Monday, August 15, 2011

Beloved III: The Mythic Message

From a mythic perspective, Sethe, the mother who murders her own child, is the Earth Mother or Great Goddess. She is Mother Nature, who takes the lives of those to whom she has given life. A nursing mother of one child while pregnant with another, Sethe is the ultimate fertility symbol. Having arranged to send her three children ahead to their free grandmother’s house, Sethe escapes slavery on her own, giving birth in a rowboat on the banks of the Ohio River, across which she and her new baby are later ferried, like dead people crossing the River Styx, except they are reborn to freedom among the living instead of being taken to the Underworld.

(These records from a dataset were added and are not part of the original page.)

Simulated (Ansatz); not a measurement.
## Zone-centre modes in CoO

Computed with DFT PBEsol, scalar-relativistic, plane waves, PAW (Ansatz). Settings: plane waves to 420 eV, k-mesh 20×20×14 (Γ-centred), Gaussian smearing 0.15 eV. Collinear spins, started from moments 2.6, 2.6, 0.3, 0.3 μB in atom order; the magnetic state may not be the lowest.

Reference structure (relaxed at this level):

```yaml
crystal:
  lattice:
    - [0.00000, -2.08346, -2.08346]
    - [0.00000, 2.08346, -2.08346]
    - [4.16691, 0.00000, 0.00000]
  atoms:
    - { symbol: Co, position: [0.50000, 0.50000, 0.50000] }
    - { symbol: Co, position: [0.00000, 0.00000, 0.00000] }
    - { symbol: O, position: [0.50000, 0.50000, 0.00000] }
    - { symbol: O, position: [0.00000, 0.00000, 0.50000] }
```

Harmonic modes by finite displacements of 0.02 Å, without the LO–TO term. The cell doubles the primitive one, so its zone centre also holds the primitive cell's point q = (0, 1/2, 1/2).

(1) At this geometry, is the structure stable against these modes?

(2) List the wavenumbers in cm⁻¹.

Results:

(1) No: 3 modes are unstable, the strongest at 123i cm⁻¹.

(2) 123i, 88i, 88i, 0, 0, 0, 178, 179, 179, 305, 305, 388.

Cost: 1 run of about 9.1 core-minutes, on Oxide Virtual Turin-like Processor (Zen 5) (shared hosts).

After 28 days, the length of a moon/menstrual cycle, the slaveholder arrives to take Sethe and her children back to captivity, and the blood flows freely when Sethe cuts her third-born “already crawling” baby with a handsaw before she can be stopped from killing all four of her children.

Sethe’s quest to free herself and her children from slavery thus takes a twisted route, taking her back to captivity in prison for murder. Released after emancipation, she is restored to her family in her mother’s house followed by the ghost of that dead baby, Beloved, which is all Sethe could get carved on her gravestone (in return for ten minutes of sex with the engraver). Her two boys eventually flee the haunted house and her mother dies, leaving Sethe and her now grown born-in-a-boat baby, Denver, alone with the vengeful spirit of Beloved. Having finally achieved physical freedom, Sethe’s quest now becomes a psychological journey of healing and recovery.

Like Sethe, Denver has her own quest to fulfill. Like a mythic hero, she shows early signs of special powers and a special destiny. As an infant in jail with her mother, Sethe claims, “the rats bit everything in there but her.” Upon being asked by a schoolmate if her mother had been in jail for murder, and if she had been with her, Denver temporarily loses her hearing and develops an acute sense of sight. Living in fear of the Terrible Mother, Denver’s hearing is restored when Beloved is resurrected in fleshly form. Denver is the first to recognize who she is.

Having ingested her dead sister’s blood when she nursed at her mother’s bloody breast immediately after the murder, Denver forms a close bond with Beloved, a bond that represents her own psychological attachment to that moment in their personal history. She jealously seeks to protect Beloved from both Sethe and Paul D., Sethe’s lover.

When Sethe submits to Beloved’s power, however, and deteriorates into psychosis, it becomes Denver’s quest to save her mother and their household from the succubus that Beloved has become. She ventures out on her own for the first time, finds work to support herself and her mother, and seeks help from the community, which results in a kind of exorcism ritual conducted by the neighborhood women as Sethe re-enacts the murder but this time directs her rage at the white man instead of her child. This purging of the past that Beloved represents frees both Sethe and Denver from its power. Thus Denver, like a mythic hero, achieves her quest for liberation of both herself and her mother.

Beloved herself plays many mythic roles. She is a ghost, a spirit, familiar, devil, witch, seductress, temptress, femme fatale, succubus, enchantress, sacrificial lamb, both destroyer and redeemer. If Sethe is the Terrible Mother, Beloved is the vengeful child, the memory of the painful past and the legacy of slavery, which must be suffered and purged before the next rebirth and resurrection can occur.

In one scene, during those 28 days of glory when Sethe and all four of her children were together, the family enjoys a treat of wild blackberries “tasting so good and happy that to eat them was like being in church. Just one of the berries and you felt anointed.” If there is a governing deity in the novel, it is nature, which, as in pagan mythology, brings both death and life, pain and pleasure, destruction and triumph, suffering and joy, guilt and redemption, illness and recovery, apocalypse and creation, sacrifice and resurrection.

Just as “anything coming back to life hurts,” so the vitality of nature cannot be separated from loss and suffering, life cannot be separated from death, and good cannot be separated from evil.

The mythic message of Beloved transcends the separations of race, class, gender, and politics to unify us all.